Compare/Contrast

Teen girl on cell: What?! His name was "food stamps?"

–Outside W 4th St Train Station

Woman waiting in line for a free iced coffee at Dunkin' Donuts: Daaaayum… It's crowded in here, like at the welfare office!

–Lower Manhattan

Overheard by: Matt

Thug (seeing the line for Dark Knight: Yo, this is longer than the welfare line!

–42nd St AMC Theaters

Overheard by: Angel

Drunk hobo in seriously bright yellow jump suit: Will you marry me? I got food stamps.

–Broadway, Astoria

Guy on cell: What? Yeahhh, her momma's been on welfare so long her food stamps bounced.

–3rd Ave & 11th St

Overheard by: nycpuhlease

20-year-old girl on cell: Yeah, I got the dress, it was like $100. I tried on matching pumas and I'm gonna go back to get those tomorrow. Hold on, I have another call.
(pause) Hello? Let me call you back, I'm on my way to pick up my welfare check.

–M2 Bus

Girl #1: Aw, you look like a cute bum.
Girl #2: Thanks!

–Leon M. Goldstein High School

Overheard by: Robert

English professor: So who here is eligible to vote but isn't?
(student raises hand)
English professor: Why aren't you voting?
Ditzy Asian girl: I dunno… I just don't know who to vote for.
English professor: But…they're so different. They're like chocolate ice cream and…gravel.

–Hunter College

Overheard by: Shakti

Coked-out girl: Your friend is hot. Is she gay?
Drunk girl: I don't know. Are you gay?
Coked-out girl: I like the way Shakira puts it. (singing) “Whenever, wherever, we're meant to be together.”
(later on)
Coked-out girl: Are you as straight as the day is long?
Drunk girl: Um, it depends…how long is the day?
Coked-out girl: Fourteen hours.

–Sophie's, 5th & Ave A

Overheard by: amazed

Angry Spanish boyfriend: You know why I'm talking to you like this! Because your boss was sitting there and you probably had no damn clothes on!

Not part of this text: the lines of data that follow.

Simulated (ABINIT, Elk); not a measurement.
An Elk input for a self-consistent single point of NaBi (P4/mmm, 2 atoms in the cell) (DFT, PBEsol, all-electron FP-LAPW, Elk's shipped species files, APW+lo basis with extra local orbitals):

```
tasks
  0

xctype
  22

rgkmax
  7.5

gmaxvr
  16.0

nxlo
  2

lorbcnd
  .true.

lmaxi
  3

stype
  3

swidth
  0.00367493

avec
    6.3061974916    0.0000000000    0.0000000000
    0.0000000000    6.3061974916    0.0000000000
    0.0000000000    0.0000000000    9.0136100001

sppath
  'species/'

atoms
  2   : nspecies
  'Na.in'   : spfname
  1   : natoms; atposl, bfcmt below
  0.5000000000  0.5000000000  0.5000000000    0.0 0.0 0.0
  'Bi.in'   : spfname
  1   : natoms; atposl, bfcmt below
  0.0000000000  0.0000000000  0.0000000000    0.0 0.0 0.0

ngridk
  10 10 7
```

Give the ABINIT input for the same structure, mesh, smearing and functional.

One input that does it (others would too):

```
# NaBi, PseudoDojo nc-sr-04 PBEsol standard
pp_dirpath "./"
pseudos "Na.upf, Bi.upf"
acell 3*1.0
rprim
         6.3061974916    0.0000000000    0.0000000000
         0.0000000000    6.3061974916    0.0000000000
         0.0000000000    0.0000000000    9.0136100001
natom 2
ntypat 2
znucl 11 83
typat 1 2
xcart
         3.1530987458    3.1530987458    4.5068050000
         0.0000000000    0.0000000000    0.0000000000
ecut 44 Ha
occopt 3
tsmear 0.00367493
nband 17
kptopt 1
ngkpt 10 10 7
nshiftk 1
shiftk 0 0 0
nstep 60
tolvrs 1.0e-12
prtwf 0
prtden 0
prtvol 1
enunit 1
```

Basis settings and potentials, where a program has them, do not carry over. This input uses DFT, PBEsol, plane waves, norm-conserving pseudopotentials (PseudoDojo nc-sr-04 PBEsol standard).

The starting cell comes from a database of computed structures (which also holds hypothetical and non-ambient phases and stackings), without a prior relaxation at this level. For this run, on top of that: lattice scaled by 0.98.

–Broad Channel Subway Station

Girl to friend: Yeah, I can't wait until we take off our clothes and do our make up!

–116th & 3rd

(20-something couple is walking down the street with arms around each other)
Woman: So were you self-conscious when you took off your clothes in front of the children?

–28th & 5th

White guy answering cell: Negrooooo… I'm on the Long Island Railroad being completely homosexual… You missed it, completely naked…

–LIRR

Overheard by: Xavier

Five-year-old girl, before performance begins: Are they going to take *all* their clothes off?

Hair, Delacorte Theater

Girl to friend: God! I remember when my brother ran into my room naked screaming that he had two buttholes.

–Subway, 14th & 1st

Overweight middle age white guy to friend: I know, I get it, you like to sit naked in the mud while some guy serenades you on his guitar singing about things I don't believe and can't understand. That's your thing. I prefer hockey.

–89th & 4th, Brooklyn

Angry suit chick on phone: No, I am your second bitch, but I still love you!

–41st St & 3rd Ave

Overheard by: That guy has his hands full

Cute activist girl, after extended conversation about Kwame Kilpatrick: I mean, you can't just kill a bitch and expect no one to notice!

–LaGuardia Airport

NYU sudent: She's like one of those fabulous bitches though, you know?

–NYU Dorm

Overheard by: Me too Honey

Guy on cell: A dog show, like where you pick up bitches!

–23rd Ave, Queens

Overheard by: Xavier

College student to friend: I really want to bump into him. Condescending comes across so much better in person. (pause) And I can't wait to be a sarcastic bitch!

–6 Train

Overheard by: Pola

Ex-con to group of friends: I don't mean shit to a bitch! (looks over at a terrified hipstergirl next to him. He takes off his hat) I mean. I have very little value to most ladies.

–C Train

Overheard by: Tim Roth

Teen girl: So I deleted my Facebook.
Teen guy: See! There's another one!
Teen girl: Another what?
Teen guy: Another difference, my last girlfriend deleted her MySpace and kept her Facebook. That's, like, so weird.
Teen girl: But we both had both.
Teen guy: Don't argue.

–2 Train

Guy: I finally found someone who's as crazy about me as I am!

–1st Ave & 2nd St

Young guy to girlfriend: Sometimes I listen to myself and I think, "How do I know *so much* about marketing?"

–Downtown E Train

Guy to friend in movie theater, just before movie starts: Dude, my blog post today was *so* good.

–Loews Theater, 34th St

Girl: I'm attractive and I have a lot of friends!

–PATH Train

Overheard by: tb

Girl to friends: Hey guys… I'm really glad we're us. Or else I'd be really jealous of us.

–West Village

Overheard by: Max

Large black lesbian to friends going into a sex shop: I don't wanna see no dildos unless I'm being fucked!

–Greenwich Village

Overheard by: J.D.

Mormon girl, loudly agreeing with friend: Yeah, I know, I know! I didn't even know what a dildo was until I got here! Like, freshman year!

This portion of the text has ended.